# **Day 8: Embeddings**
---

### **Description**
In today's lab, we have another text classification task, but this time we will be using **embeddings.** For this project, we will be working with a dataset of BBC News articles classified by topic.

<br>

### **Lab Structure**

**Part 1**: [Review](#p1)
>
>**Part 1.1**: [Tokenization and Vectorization with sklearn](#p1.1)
>
>**Part 1.2**: [Tokenization and Vectorization with TextDataLoaders](#p1.2)

**Part 2**: [Embeddings](#p2)


**Part 3**: [News Classification with a Simple Neural Net with Embedding](#p3)

**Part 4**: [News Classification with a CNN with Embedding](#p4)

**Part 5**: [[ADDITIONAL PRACTICE] Sentiment Analysis with IMDB Movie Review](#p5)

<br>

### **Goals**
By the end of this lab, you will:
* Understand how tokenization and vectorization works when using TextDataLoaders
* Understand how to apply embedding layers in models.
* Compare a fully connected network to a CNN for text classification with embeddings.

<br>

### **Cheat Sheets**
[Natural Language Processing II](https://docs.google.com/document/d/1OoP-sFW6qMk0BzvYMlavgJtiXX9eziTUptlFdzgLfGk/edit)

<br>

**Before starting, run the code below to import all necessary functions and libraries.**


In [None]:
from sklearn.feature_extraction.text import CountVectorizer
from sklearn.model_selection import train_test_split
from torch.utils.data import Dataset, DataLoader
import warnings
warnings.filterwarnings('ignore')
import numpy as np
import torch
import torch.nn as nn
import torch.optim as optim
import torch.nn.functional as F
from fastai.text.all import *

device = torch.device("cuda" if torch.cuda.is_available() else "cpu") # PyTorch v0.4.0

<a name="p1"></a>

---
## **Part 1: Review**
---



<a name="p1.1"></a>

---
### **Part 1.1: Tokenization and Vectorization with sklearn**
---

**Run the cell below to load a simple corpus for us to work with.**

In [None]:
# Define a collection of text documents
corpus = [
       "One Cent, Two Cents, Old Cent, New Cent: All About Money (Cat in the Hat's Learning Library",
       "Inside Your Outside: All About the Human Body (Cat in the Hat's Learning Library)",
       "Oh, The Things You Can Do That Are Good for You: All About Staying Healthy (Cat in the Hat's Learning Library)",
       "On Beyond Bugs: All About Insects (Cat in the Hat's Learning Library)",
       "There's No Place Like Space: All About Our Solar System (Cat in the Hat's Learning Library)"
]

#### **Problem #1.1.1: Create a CountVectorizer object**



In [None]:
vectorizer = #FILL IN CODE HERE

#### **Problem #1.1.2: Fit the vectorizer to the corpus**



#### **Problem #1.1.3: Transform the corpus into a matrix of token counts**



In [None]:
# Transform the corpus into a matrix of token counts
# WRITE YOUR CODE HERE

# Print the resulting matrix
print(X.toarray())

#### **Problem #1.1.4: Print the tokens**

Use `get_feature_names_out()` to print the tokens.

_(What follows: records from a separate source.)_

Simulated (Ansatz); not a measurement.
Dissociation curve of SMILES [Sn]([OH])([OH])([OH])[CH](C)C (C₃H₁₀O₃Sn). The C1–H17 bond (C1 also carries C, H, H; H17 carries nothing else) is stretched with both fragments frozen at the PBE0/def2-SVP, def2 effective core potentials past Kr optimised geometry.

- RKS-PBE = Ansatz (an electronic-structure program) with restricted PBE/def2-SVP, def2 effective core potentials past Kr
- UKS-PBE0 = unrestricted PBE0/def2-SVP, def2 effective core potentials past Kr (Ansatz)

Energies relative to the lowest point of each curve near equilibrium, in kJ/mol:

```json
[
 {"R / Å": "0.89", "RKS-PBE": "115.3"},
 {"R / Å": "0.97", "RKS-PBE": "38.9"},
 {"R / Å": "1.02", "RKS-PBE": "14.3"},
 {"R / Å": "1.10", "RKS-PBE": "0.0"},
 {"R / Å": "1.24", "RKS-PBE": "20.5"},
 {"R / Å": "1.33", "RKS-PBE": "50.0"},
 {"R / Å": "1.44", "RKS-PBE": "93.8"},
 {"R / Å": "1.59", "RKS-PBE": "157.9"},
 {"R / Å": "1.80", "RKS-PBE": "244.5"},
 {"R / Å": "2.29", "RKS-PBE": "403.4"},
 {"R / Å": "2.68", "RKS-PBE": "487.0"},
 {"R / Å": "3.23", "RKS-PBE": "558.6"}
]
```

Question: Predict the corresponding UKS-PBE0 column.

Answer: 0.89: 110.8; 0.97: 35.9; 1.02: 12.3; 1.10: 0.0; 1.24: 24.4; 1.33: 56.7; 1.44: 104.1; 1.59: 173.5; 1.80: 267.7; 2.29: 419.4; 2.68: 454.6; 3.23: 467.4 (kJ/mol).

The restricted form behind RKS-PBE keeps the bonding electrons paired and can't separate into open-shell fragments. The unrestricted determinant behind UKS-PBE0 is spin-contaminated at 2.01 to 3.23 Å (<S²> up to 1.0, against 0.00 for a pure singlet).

Compare the tokens, the matrix, and the corpus. Do you see how each sentence is represented in the matrix?

<a name="p1.2"></a>

---
### **Part 1.2: Tokenization and Vectorization with TextDataLoaders**
---

Last time, we learned how to tokenize and vectorize data using `sklearn`'s `CountVectorizer()`. However, we don't always have to do this step manually. When loading data with fast.ai's `TextDataLoaders`, the DataLoader handles the tokenization and vectorization for us. Let's take a look.

**Run the code below to load the BBC News data into a pandas DataFrame.**


In [None]:
dataset = pd.read_csv('https://docs.google.com/spreadsheets/d/e/2PACX-1vRRiQ1DUkUxk31YpaHA2i9QtwGq_VGXiy86z7l3aT9v5zoB6M7a-2M2qlYckr1C_ZG6StBELlU_hD3S/pub?output=csv')

#### **Problem #1.2.1: Load the data using TextDataLoaders**

Use the following parameters:
* `dataset`
* `text_col='text'`
* `label_col='category'`
* `valid_pct=0.2`
* `bs=64`
* `seq_len=100`


In [None]:
dls = TextDataLoaders.from_df(
    #FILL IN CODE HERE
)

#### **Problem #1.2.2: Print the vocabulary**


The `vocab` attribute of the DataLoaders object contains the vocabulary of the data and of the labels.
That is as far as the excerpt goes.